[Originally posted February 2014]
Earlier this year I took a trip down to Melbourne. No, not all the way to Australia – I went to Melbourne, Florida; a small city on the eastern Floridian coastline, not too far from more famous Orlando, and certainly warmer than a New York January.
Melbourne is also the location of the Florida Institute of Technology, or as the locals call it, “Florida Tech.” Cem Kaner, famous Testing author and speaker, originator of the Black Box Software Testing (BBST) education series, and my longtime professional friend is a professor of computer sciences there, and runs the Florida Tech’s Center for Software Testing, Education, and Research. Cem, along with co-authors Sowmya Padmanabhan and Doug Hoffman, have recently published a new 460-page softcover book, The Domain Testing Workbook, a companion to the latest online course in the BBST series. What I have attended at Florida Tech was the first-ever live pilot of the Domain Testing class, the 4th in the BBST series.
You may think, as I once did, that Domain Testing is about testing software from a business or domain knowledge point of view. This, actually, is not what the course was about at all. Instead, Domain Testing is all about using variables and values of variables as the building blocks for your tests. Think about testing as the domain of possible inputs and outputs to a system in a classic black box testing context. The class was very intensive, and went far beyond and far deeper than simple equivalence class partitioning and boundary analysis. There is surprisingly a LOT to know about testing variables.
This is not the place for an in-depth treatment of Domain Testing, but I want to relay a few key highlights that resonated with me:
I liked that the material was structured around a Domain Testing Schema. The schema is a high level checklist that serves as an outline on how to do Domain Analysis, which is considered a key skill for software testers. Starting with a variable tour, students were instructed to identify and classify the variables of a particular area of a sample program, using a mind-mapping tool of our choice. Then, for a few of the variables, we were coached how to dig deep into them: What are the variables’ primary dimensions and data types? Could the values be ordered, and if so, on what scale? Is it an input variable or a result variable? Or maybe a temporary storage-related variable? What are the consequences of the variable? For example, could it be a variable that holds intermediate values of calculations, whose values constrain the set of valid values for the input variable that you’re testing? And what are some of its secondary dimensions?

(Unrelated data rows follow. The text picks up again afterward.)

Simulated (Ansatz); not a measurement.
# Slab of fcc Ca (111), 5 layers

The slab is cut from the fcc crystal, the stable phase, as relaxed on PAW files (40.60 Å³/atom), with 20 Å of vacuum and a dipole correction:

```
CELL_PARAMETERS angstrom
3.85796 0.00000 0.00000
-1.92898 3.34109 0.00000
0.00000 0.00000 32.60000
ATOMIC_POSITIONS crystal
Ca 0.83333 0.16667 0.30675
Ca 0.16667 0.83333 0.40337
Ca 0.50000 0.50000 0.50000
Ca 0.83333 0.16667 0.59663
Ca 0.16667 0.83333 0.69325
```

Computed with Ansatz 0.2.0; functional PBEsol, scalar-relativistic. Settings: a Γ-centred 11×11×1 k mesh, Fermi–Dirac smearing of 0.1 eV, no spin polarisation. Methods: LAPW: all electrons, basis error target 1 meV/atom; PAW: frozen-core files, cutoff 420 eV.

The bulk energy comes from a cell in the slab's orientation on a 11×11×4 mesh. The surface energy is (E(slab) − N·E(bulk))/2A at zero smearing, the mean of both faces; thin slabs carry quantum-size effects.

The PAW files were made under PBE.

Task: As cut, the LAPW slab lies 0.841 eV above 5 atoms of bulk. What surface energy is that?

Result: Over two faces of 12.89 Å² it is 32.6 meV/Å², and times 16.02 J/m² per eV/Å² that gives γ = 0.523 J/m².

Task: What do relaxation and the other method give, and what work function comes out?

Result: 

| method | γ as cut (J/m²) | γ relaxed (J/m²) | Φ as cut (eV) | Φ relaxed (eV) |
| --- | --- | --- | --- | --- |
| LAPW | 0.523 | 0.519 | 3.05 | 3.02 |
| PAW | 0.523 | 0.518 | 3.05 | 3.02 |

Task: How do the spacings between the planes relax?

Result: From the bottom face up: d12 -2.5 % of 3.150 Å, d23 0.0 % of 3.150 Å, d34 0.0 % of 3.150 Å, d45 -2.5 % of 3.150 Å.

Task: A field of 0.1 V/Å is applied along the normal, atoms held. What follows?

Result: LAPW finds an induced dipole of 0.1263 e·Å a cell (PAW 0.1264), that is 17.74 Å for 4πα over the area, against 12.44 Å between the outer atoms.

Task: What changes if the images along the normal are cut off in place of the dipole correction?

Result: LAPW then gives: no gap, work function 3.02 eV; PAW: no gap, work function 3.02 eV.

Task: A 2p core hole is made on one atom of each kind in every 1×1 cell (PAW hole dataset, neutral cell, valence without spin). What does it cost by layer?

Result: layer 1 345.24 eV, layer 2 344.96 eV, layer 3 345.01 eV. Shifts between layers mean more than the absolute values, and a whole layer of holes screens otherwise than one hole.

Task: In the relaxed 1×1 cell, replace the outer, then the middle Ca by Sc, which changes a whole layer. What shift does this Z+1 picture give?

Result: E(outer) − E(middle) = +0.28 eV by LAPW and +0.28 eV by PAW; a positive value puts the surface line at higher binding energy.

This variable domain analysis is a critical driver for another key skill for testers – technical analysis of potential software risk. Depending on what kind of variable you are working with, different classes of risk are at play. For example, bugs that would occur with an input string variable would not necessarily happen on an internal floating-point variable or an enumerated-list variable, and so different classes of tests need to be designed to trigger the different potential failure types. One of our assignments was to come up with five different potential risks associated with an integer, floating-point, and string type variable. For each of these 15 failure modes (5 risks for 3 variables), we needed to design at least one test that was specifically designed as a best-case representative to test for that risk, and explain what makes that test more powerful than other valid tests for that data-type-risk. Like I said, the class was very intensive.
Which brings me to my concluding thought: There was homework. Homework! I couldn’t believe it. But in retrospect, the homework is what made all the difference in the learning experience. As much as I understood what was happening in class, when I sat down to work on the examples on my own, it was a whole different story. The very action of working out the variable risk equivalence tables, making mistakes, and getting and applying feedback was the real learning experience, and was much more valuable than following the lecture in class. And that, the cornerstone of the BBST courses, was yet another takeaway from my trip to Melbourne – you can’t really learn how to do things unless you practice them.